Please note that the following document, although believed to be correct at the time of issue, may not represent the current position of the CRA. Prenez note que ce document, bien qu'exact au moment émis, peut ne pas représenter la position actuelle de l'ARC.
Principal Issues: Whether the advantage tax rules apply where investment management fees incurred by an RRSP, RRIF or TFSA are paid outside of the plan by the annuitant or holder.
Reasons: Investment management fees represent a liability of the registered plan trust, and thus would be expected to be paid by the trustee using funds from within the plan. If paid outside of the plan, the resulting indirect increase in value of the plan assets would likely constitute an advantage under subparagraph (b)(i) of the definition of “advantage” in subsection 207.01(1) of the Act. It is not commercially reasonable for an arm’s length party to gratuitously pay the expenses of another party. There is a strong inference that a motivating factor underlying the transaction is to maximize the savings in the plan so as to benefit from the tax exemption afforded to the plan.
Author: Wurtele, Dave
Section: 207.01(1) "advantage"
2016 CTF Annual Conference
Question 5: Investment management fees for RRSPs, RRIFs and TFSAs
Investment management fees relate to services of an investment manager for providing custody of securities, maintenance of accounting records, collection and remittance of income, and buying and selling securities on behalf of the owner.

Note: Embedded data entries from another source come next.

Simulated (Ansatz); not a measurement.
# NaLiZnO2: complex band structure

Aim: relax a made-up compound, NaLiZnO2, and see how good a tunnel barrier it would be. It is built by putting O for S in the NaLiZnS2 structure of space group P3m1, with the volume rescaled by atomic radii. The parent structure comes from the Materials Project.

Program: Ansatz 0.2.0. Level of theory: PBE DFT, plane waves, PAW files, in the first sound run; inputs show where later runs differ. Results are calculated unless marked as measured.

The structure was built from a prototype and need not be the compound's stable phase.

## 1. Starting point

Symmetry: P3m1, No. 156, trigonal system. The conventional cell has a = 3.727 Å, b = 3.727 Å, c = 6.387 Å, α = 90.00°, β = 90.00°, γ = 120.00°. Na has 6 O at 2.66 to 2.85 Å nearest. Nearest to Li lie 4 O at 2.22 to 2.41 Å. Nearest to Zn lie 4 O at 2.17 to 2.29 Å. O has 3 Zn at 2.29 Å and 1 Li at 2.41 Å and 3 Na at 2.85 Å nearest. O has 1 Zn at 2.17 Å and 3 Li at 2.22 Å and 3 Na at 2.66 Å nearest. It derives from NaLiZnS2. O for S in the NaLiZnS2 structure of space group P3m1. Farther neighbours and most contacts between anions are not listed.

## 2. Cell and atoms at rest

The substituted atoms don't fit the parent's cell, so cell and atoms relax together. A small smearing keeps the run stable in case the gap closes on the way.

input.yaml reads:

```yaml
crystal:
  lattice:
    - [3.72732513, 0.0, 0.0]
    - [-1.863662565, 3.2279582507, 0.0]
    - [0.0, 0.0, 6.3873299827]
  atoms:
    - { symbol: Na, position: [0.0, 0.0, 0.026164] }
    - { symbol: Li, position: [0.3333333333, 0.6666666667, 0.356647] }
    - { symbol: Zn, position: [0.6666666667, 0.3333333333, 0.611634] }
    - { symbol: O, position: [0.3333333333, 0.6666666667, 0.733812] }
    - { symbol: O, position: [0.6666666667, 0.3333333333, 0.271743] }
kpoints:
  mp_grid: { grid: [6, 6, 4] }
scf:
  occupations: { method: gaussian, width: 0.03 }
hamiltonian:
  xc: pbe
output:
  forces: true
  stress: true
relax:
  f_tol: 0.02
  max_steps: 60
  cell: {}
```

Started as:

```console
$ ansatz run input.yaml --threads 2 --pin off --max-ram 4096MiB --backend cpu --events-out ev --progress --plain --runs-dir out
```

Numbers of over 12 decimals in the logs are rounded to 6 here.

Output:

In the case of an RRSP, RRIF or TFSA, investment management fees represent a liability of the registered plan trust, and thus would be expected to be paid by the trustee using funds from within the plan. However, the CRA has a long-standing administrative policy accepting that the payment of these expenses outside of the registered plan by the plan annuitant or holder (referred to as the “controlling individual”) will not be considered to be a contribution or gift to the plan for purposes of the over-contribution rules.
Has the CRA considered whether the advantage tax rules in Part XI.01 of the Income Tax Act (the “Act”), which have been in force since 2009 for TFSAs and 2011 for RRSPs and RRIFs, apply in this situation?
In the course of preparing an Income Tax Folio on the advantage tax rules, the CRA has reviewed the application of these rules to various fees and fee rebates in respect of registered plans. The full results of this review will be published in the Folio, which is expected in early 2017.
Of relevance to this specific question is subparagraph (b)(i) of the definition of “advantage” in subsection 207.01(1) of the Act. This provision applies where there has been an increase in the total fair market value of the property held in connection with a registered plan that can reasonably be considered to be attributable, directly or indirectly, to a transaction or event (or series) if two conditions are met:
* the transaction or event would not have occurred in a normal commercial or investment context in which parties deal with each other at arm's length and act prudently, willingly and knowledgeably; and
* one of the main purposes of the transaction or event is to benefit from the plan’s tax-exempt status.
It is the CRA’s view that an increase in value of the property of a registered plan has indirectly resulted from the plan’s investment management fees being paid by a party outside of the plan. This increase in value of the property of the registered plan would likely constitute an advantage by virtue of this provision. Our reasons are twofold:
* it is not commercially reasonable for an arm’s length party to gratuitously pay the expenses of another party; and
* there is a strong inference that a motivating factor underlying the transaction is to maximize the savings in the plan so as to benefit from the tax exemption afforded to the plan.
As a result, the plan’s controlling individual could be subject to advantage tax of 100% of the amount of fees paid.
To avoid the adverse tax consequences from the application of the advantage tax rules, any existing arrangements in which investment management fees are charged directly to the plan’s controlling individual will have to be changed so that the fees are charged to the registered plan. Should there be insufficient cash in the registered plan to pay the expense immediately and this gives rise to an overdraft, there wouldn’t be any adverse tax consequences.
The CRA is working with the investment industry in identifying the different types of fee structures and the application of the advantage rules to these structures. We appreciate that this review and the application of the advantage rules to these structures will require a period of transition so that the investment industry can review how registered plan fees are processed. To give the investment industry time to make any system changes that may be required, the CRA will defer applying this position until January 1, 2018.
Investment management fees that are reasonably attributable to periods ending before 2018 may be paid by either the registered plan or the controlling individual with no adverse tax consequences. Where the controlling individual pays the fees, paragraph 18(1)(u) of the Act will apply to deny the individual a deduction in computing income for the payment (as with any registered plan fees).